The Louet s10 Spinning Wheel Is 45 Years Young

After decades inventing and innovating spinning and weaving equipment, Jan Louët says that his favorite is the one he hasn't released yet.

Linda Ligon Nov 18, 2019 - 3 min read

The Louet s10 Spinning Wheel Is 45 Years Young Primary Image

"Spinning and weaving stuff," read the 1977 Louët bus. In 45 years, Louët spinning wheels and looms have traveled the globe, creating more miles of yarn and fabric than any van! Photo courtesy of Louët

1975 was a mighty good year for the fiber arts. It’s the year Interweave came to be, and the zeitgeist was all about change, experimentation, growth, fresh approaches. Those of us old enough to remember recall there being a sense of no limits.
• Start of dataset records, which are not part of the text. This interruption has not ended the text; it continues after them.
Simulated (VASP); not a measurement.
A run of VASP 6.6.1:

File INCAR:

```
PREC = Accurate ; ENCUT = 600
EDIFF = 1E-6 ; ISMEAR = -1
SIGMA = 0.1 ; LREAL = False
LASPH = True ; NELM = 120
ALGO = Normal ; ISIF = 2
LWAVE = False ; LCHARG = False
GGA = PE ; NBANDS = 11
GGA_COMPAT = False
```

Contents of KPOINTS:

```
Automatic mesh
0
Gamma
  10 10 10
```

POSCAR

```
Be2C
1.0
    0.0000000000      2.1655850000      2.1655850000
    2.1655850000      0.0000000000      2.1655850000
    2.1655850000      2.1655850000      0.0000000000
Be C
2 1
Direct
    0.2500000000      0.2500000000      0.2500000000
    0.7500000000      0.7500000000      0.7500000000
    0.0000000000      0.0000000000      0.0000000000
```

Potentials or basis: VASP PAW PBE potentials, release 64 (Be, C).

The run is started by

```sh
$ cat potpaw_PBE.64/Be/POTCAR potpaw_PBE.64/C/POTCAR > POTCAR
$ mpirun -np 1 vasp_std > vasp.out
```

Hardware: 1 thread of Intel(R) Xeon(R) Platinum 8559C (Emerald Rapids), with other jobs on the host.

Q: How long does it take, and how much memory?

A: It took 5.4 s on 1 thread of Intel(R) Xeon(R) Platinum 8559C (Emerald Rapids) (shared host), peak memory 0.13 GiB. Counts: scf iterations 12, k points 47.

I can’t think of a company that has embodied that more than Louët. Before Louët, going all the way back to medieval times, flyer spinning wheels followed a fairly standard scheme: a round wheel rotating on a central axle, with a flyer collecting the twisted yarn onto a bobbin. That’s a gross oversimplification. But you can see it in your mind, can’t you? Or in this ancient photo? Looks quaint, doesn’t it?


Photochrom print of an elderly Irish woman at a spinning wheel, ca 1890-1900. Library of Congress

Then here came Jan Louët Feisser from Hengelo, Holland. Modernizing the traditional spinning wheel seemed like a nice challenge for a former design student. When the first Louët s10s came to the United States, spinners scratched their heads. Then they smiled. Then they tried it and found that it made a lot of things easier—spinning bulkier yarn, for instance. Which was quite the rage. There was a bouncy look to this wheel that took some getting used to. Somehow it didn’t look serious.

S10 prototype white background

The first prototype of the iconic, rule-breaking Louet s10. Photo courtesy of Louët.

What its devotees found, though, was that it was a serious workhorse of a spinning wheel, and yet a gentle entry point for beginners. The Dutch crew—Jan Louët, his sidekick Clemens Claessen, and others—teamed up with Trudy and Jan van Stralen from Ontario to form Louet Sales North America, and they took the wheel everywhere: Spin Off Autumn Retreat (SOAR), Convergence, regional weaving and spinning conferences—and wherever they went, fun was had by all. Their enthusiasm was contagious.

Forty-five years later, Louët wheels (there’s a whole family of them now) and Louët looms are going strong, and Jan Louët continues to tweak and innovate and bring his designer/engineer’s mind and his “why not?” attitude to the needs of spinners and weavers everywhere. There have been changes, of course. Louet North America has been collapsed back into the parent company in the Netherlands, though Jan and Trudy’s son Dave and his wife Pam continue to hit the road, sharing the energy and vitality of Louët across the continent.

We wish them all a happy 45th birthday, and all the best!